Problem: Show that the general linear group $G = GL(n, \mathbb{C})$ has no proper subgroup of finite index.
I wrote down a proof, but not quite sure if it is right, especially about the part about constructing an infinitude of elements in the quotient group. Can anyone please verify it for me?
Proof: Assume such a sugroup exists, say $H \leq G$ of index $m$. Let $G$ act on the coset space $\{gH|\, g \in G\}$, we get a homomorphism $\rho: G \to S_m$, and $\{1\} \neq \ker \rho \leq H$ is normal in $G$, which has finite index since $G/\ker\rho \cong S_m$.
Denote $\ker \rho$ by $K$. Consider the quotient group $G/K$. If $G/K = \{K\}$, then $H = G$, contradicting $H$ being a proper subgroup. Hence, there exists $g_0K \in G/K$ with $g_0 \notin K$. We can take a square root for any element of $GL(n, \mathbb{C})$, so can we do for $g$. Denote one of its square roots by $g_1$. If $g_1K = K$, $g_1 \in K$ and thus $g_0 = g_1^2 \in K$, a contradiction. Also $g_1K \neq g_0K$ for the same reason. Thus we obtain three distinct elements $K, g_0K, g_1K \in G/K$.
Continue by taking $g_2$ to be a square root for $g_1$, and then $g_3$ for $g_2,\,\dots\,$ Inductively, for $g_{i-1}$ we let $g_i$ be one of its square roots. We prove next $g_iK \neq g_jK, j=0,\dots,i-1$. Otherwise, assume $g_iK = g_{i-l}K$ for some $0 \lt l \leq i$. Then $g_i^{-1}g_{i-l} = g_i^{-1}g_i^{2^l} = g_i^{2^l-1} \in K$. Since $\gcd(2^l-1, 2^i) = 1$, we know $g_0 = g_i^{2^i}$ is some power of $g_i^{2^l-1}$, hence lying in $K$, a contradiction. Thus, for each step we obtain one more distinct element of $G/K$, and continue we construct an infinitude of elements in $G/K$, contradicting $G/K$ being finite.
Best Answer
It's easier to work within the potential quotient group. For any element from $GL_n(\mathbb C)$, it has $p$-th root for any prime number $p$. This property carries to any quotient group, hence we just have to show no finite subgroup $G$ has this property.

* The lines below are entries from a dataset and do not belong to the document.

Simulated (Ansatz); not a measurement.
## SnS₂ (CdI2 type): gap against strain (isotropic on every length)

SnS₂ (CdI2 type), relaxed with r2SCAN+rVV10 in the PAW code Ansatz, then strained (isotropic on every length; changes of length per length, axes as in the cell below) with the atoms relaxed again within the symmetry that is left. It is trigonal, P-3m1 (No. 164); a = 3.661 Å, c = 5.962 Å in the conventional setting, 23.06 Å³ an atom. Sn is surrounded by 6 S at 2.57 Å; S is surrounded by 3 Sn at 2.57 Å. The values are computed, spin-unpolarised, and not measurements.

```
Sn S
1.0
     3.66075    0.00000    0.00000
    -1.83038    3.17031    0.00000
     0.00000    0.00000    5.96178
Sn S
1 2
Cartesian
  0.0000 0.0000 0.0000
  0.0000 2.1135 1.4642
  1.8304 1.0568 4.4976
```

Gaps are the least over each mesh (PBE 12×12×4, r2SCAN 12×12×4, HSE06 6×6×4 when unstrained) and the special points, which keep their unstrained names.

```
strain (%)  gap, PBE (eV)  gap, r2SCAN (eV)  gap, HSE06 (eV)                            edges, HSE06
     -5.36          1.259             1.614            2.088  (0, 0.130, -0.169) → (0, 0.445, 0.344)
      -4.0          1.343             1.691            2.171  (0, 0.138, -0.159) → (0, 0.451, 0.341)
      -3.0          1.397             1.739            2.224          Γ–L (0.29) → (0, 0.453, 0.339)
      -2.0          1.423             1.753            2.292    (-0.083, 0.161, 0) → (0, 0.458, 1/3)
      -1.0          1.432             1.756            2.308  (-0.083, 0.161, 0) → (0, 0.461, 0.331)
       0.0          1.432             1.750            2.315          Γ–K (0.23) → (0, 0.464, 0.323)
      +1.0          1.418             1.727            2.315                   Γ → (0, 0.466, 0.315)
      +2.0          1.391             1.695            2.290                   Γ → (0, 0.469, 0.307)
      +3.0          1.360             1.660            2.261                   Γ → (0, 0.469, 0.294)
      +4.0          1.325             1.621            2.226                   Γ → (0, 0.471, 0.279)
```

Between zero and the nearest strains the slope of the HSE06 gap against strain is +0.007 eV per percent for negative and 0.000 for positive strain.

To illustrate why your idea fails, take the finite group $G=\langle a \rangle$ where $a$ has order $3$, we have $a$ and $a^2$ are square-roots of each other, as $(a^2)^2=a^4=a$.
The key point here is to use a $p$ that divides $|G|$. As pointed out in the comment, by Cauchy's theorem, we can find $a_1\in G$ with order $p$. Keep taking the $p$-th roots, we get a chain of elements $a_0=1, a_1, a_2, \cdots$ such that $a_n^{p}=a_{n-1}$ for all $n\ge 1$.
It's clear that $a_n\not=1$ for all $n\ge 1$. Otherwise, we would have $a_1=a_n^{p^{n-1}}=1$. Hence the order of $a_n$ must be a positive integer.
Since $a_i^{p^i}=a_0=1$, the order of $a_i$ must be a divisor of $p^i$, hence also a power of $p$. Now if $a_m=a_n$ for $m>n$, then $a_n=a_m^{p^{m-n}}=a_n^{p^{m-n}}$, $a_n^{p^{m-n}-1}=1$ which is impossible since $\gcd(p, p^{m-n}-1)=1$, $p^{m-n}-1$ must be coprime with the order of $a_n$. Put in another way, as both $a_n^{p^n}=1$ and $a_n^{p^{m-n}-1}=1$ hold, we must have $a_n=(a_n^{p^n})^x(a_n^{p^{m-n}-1})^y=1$ for some $x, y$ such that $xp^n+y(p^{m-n}-1)=1$.